Google Pledges Cooperation With EU Antitrust Probe


Google on Tuesday said it will cooperate with the European Commission's investigation into how it uses its search engine platform to promote its own services.

EU regulators are examining Google's practices for potential antitrust violations, following allegations that Google leverages its position as the dominant search engine to put other Google services in front of users.

"Today, the European Commission has announced that they will continue to review complaints about Google's search and search advertising," wrote Google's Susan Wojcicki, senior vice president, project management and Udi Manber, vice president, engineering, on Google's Public Policy Blog and European Public Policy Blog. "We respect their process and will continue to work closely with the Commission to answer their questions."

The EU's investigation follows complaints received by the Commission earlier this year from search engine and price compare service companies based in France, the United Kingdom and Germany. The companies allege that Google gives its own services preferential placement and marginalizes their ability to appear favorably in search rankings.

In the blog post, Google's Wojcicki and Manber don't directly respond to the allegations, but instead list the guiding principles for Google's search business, including answering user queries as quickly and accurately as possible, being clear when Google has paid for promoting products or services, and being as "transparent as possible." User satisfaction, Wojcicki and Manber wrote, is priority one.

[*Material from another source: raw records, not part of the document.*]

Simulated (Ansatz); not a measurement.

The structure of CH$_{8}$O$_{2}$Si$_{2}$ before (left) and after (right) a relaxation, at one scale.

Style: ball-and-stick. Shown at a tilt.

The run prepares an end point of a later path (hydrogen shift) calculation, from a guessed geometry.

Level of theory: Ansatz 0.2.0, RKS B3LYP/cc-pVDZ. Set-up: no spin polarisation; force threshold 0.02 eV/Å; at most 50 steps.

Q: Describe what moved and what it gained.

"It may seem obvious, but people sometimes forget this -- not every website can come out on top, or even appear on the first page of our results, so there will almost always be website owners who are unhappy about their rankings," wrote the executives. "The most important thing is that we satisfy our users."

The only constant, Wojcicki and Manber added, is change.

"We cannot predict where search and online advertising will be headed, but we know sure sure that they won't stay the same," read the blog post. "By staying focused on innovation we can continue to make search even better -- for the benefit of users everywhere."